Hung parliament expected
May 6, 2015At stake in Thursday's election is the UK's continued EU membership, threatened by the Tories promise of an in-out referendum; also, the very existence of the union, with Scotland likely to demand an exit from the UK if Britain leaves the EU; and the role and existence of the welfare state and the National Health Service (NHS), if the Tories or their coalition partners, the Lib Dems, return on another austerity ticket.
But for just the second time in the post-war era, the British public looks set to reject the legislative proposals made by all of the main parties. What takes their place is undecided, uncertain and essentially unknowable.

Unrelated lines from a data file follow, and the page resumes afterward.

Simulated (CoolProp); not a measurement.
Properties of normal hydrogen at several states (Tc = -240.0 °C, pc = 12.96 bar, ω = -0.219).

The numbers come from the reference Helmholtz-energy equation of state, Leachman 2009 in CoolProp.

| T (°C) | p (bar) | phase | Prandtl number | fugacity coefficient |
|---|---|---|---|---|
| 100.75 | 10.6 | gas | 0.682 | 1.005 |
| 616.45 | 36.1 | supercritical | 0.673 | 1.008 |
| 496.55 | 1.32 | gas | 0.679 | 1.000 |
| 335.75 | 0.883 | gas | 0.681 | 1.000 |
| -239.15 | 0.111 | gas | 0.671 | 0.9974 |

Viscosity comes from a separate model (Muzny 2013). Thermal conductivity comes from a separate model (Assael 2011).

Every poll suggests no single party will gain the required majority to command the House of Commons. As in 2010, a coalition deal will likely have to be struck, but just five years after that election, the outlook today is much more complex and volatile, thanks to the quirks of the UK's electoral system, shifting political allegiances and Britain's lack of a written constitution.
George Osborne, the Chancellor, told journalists this week that if the incumbent, David Cameron, does not win a majority, his Downing Street neighbor won't be budging until a deal of some kind is done. "The government remains the government until there is another government," he said.
In Britain's first-past-the-post voting system, a party must control over 50 percent of the 650 seats in the House of Commons to be sure of passing laws. In principle, that is 326 seats, but in reality, as the five Irish republican MPs of Sinn Fein reject Westminster's rule in Northern Ireland and do not attend, that figure drops to 323.
Robert Hazell of University College London's Constitution Unit, the UK's leading research body on constitutional change, has said the days following the election could be confused and chaotic if, as looks likely, the share of seats won is sufficiently close that both Labour and Conservatives claim to be able to form a government.
In 2010, it took just five days to form a coalition. This time, Hazell says, negotiations could possibly take weeks as more parties will be involved and backbench party members will demand consultation.
The numbers game
Blunt math and sharp politics will decide who runs Britain for the next five years far more emphatically than any voter marking an X on a ballot paper on Thursday.
Although the Tories may end up winning most seats, an anti-Tory bloc of 323 seats is more easily attainable than any pro-Tory majority.
Yougov polls on Tuesday put both center-left Labour and center-right Conservatives at 33 percent. This would translate to 276 seats for Labour, and 272 for the Tories, who have ruled under Prime Minister David Cameron in an uneasy coalition with Nick Clegg's Liberal Democrats since 2010.
Both main parties will, therefore, lack the numbers required to rule alone and will be forced to scramble to forge alliances enabling them to form a government capable of commanding the confidence of the House of Commons.
The problem for the Conservatives, who have failed to win a majority since 1992, is that it is simply outnumbered by its opponents.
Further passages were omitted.